This year’s Americans’ Engagement with Parks Survey included questions that explored how Americans view issues of conservation and preservation. Ninety-five percent of Americans agree it is important that their local government protects the natural environment. In fact, just under half of the survey respondents would characterize local government acquisition, construction, and maintenance of local parks, trails and green spaces to be “extremely important.” Americans’ agreement that local governments should focus on protecting the natural environment is strong, with the support barely wavering across key demographic groups, including generation, race, ethnicity, household formation and political affiliation. 

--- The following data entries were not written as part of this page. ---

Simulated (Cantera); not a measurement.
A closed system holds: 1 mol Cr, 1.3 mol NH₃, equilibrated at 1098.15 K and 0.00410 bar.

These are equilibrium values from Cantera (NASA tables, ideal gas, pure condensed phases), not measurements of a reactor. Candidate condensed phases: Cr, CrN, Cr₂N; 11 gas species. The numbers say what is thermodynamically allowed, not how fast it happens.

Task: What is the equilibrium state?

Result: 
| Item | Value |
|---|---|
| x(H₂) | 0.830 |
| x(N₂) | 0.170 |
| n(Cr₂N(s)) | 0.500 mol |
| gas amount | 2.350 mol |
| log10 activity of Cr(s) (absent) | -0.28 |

Another opportunity for local governments, that has the full support of the community, is disaster mitigation and prevention. Eighty-seven percent of Americans agree that their local government and park and recreation agency should make the needed investments to ensure their community is more resilient to natural disasters. Critical infrastructure investments that help improve a community’s ability to withstand or recover quicker from natural disasters can include:

  • Parks doubling as flood control areas
  • Selected vegetation in open space that mitigate pollution from stormwater runoff
  • Cultivating tree canopies in urban areas that help lessen the heating effects
  • Planting drought-resistant plants
  • Prescribed burning to reduce build-up of undergrowth often attributed with the most severe wildfires
  • Using recreation/community facilities to serve as emergency centers during excessive heating/cooling events or during and after a natural disaster.

These measures, linked with park building and local government land acquisitions in disaster-prone areas, are just the tip of the iceberg. With the growing impact of climate change and weather-related disasters, the need for this protection (and the public support for it) has never been greater. 

Four in five Americans indicate they are concerned about their community’s ability to withstand or recover quickly from natural disasters, including 54 percent of survey respondents who are “very” or “extremely” concerned about their community’s resiliency. Among those that are more likely to be “very” or “extremely” concerned are millennials, individuals who identify as either Hispanic or non-white, and parents. 

Park and recreation agencies protect and connect people to nature, provide a safe and educational experience to kids throughout the year, strive to give the public opportunities to improve health and fitness, and provide necessary services at low- or no-cost to all members of the community. All of this and much more is done on ever-shrinking budgets. While park and recreation agencies are not generally the sole department responsible for providing safety to a community, their vast contributions should not be overlooked or underestimated. Working together with other government agencies to handle whatever nature may throw at them, local park and recreation departments are an important partner in ensuring the safest, most resilient community they can create.  

 

Melissa May is NRPA’s Senior Research Manager.

About the Survey:  The 2017 Americans’ Engagement with Parks Survey is an annual research series of the National Recreation and Park Association, focused on the general public’s interaction with parks and recreation. The goal of this research series is to understand better Americans’ use of local park and recreation facilities and their willingness to fund these resources.

To explore these issues, the National Recreation and Park Association Research Department created a 38-question survey and engaged Wakefield Research to collect responses using an online survey from 1,000 randomly selected American adults who are an accurate representation of the U.S. adults ages 18 and above. The margin of error of the response is +/- 3.1 percentage points at the 95 percent confidence level.

The NRPA Research Department created the survey instrument and final report and is solely responsible for their content.